The Moravian Indians resolved for themselves to dispatch a work party of roughly 150 men, women, and children back to the Muskingum to recover foodstuffs and other supplies that had been left behind. In late January 1782, they informed the missionaries of their intentions and left. The plan was to leave the women and children in the woods, while the men went into town to harvest any corn crops in the field and retrieve corn stored in holes underground specifically prepared for the purpose.[3] When they arrived, they broke into three groups and focused on fields around Salem, Gnadehutten, and New Schoenbrunn while moving back into the towns themselves. Unfortunately, their departure from Upper Sandusky coincided with the early dispatch of several war parties, who raided across the Ohio while the Moravians worked.

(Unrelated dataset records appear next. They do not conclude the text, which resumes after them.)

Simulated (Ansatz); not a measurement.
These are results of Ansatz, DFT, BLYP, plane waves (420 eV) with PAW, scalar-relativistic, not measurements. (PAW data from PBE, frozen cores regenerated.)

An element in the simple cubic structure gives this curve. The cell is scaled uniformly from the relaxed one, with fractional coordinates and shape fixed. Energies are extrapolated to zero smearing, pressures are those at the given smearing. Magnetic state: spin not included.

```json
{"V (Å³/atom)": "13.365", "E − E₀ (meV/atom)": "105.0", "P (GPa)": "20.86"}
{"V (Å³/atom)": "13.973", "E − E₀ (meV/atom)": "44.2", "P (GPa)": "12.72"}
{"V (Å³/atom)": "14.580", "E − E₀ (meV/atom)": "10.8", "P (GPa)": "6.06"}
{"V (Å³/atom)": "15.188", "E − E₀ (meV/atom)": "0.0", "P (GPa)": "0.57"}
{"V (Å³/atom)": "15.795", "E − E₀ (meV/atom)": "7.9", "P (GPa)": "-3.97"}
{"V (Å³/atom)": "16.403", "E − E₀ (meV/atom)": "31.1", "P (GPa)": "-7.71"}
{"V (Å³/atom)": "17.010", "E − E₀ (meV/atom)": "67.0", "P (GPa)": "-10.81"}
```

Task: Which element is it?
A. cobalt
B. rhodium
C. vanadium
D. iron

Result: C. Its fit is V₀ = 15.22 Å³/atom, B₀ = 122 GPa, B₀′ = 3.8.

Pennsylvania militia pursuing the raiders set out for the Moravian towns on the Muskingum. War bands were known to pass through the area and frontier settlers already held some animosity for the Moravian villages. They came upon the work parties at Gnadenhutten and Salem, rounding them up under the guise of friendship before disarming them, binding them, and herding them into two buildings. Once they felt secure, the militiamen held a trial of sorts, accusing the Moravian Indians of obtaining their property by raiding settler farms or supporting war parties. Finding their prisoners “guilty,” the militiamen voted on the sentence. The commanding officer, Colonel David Williamson, announced that those inclined toward mercy should step forward. Only a handful of the more than one hundred militiamen did.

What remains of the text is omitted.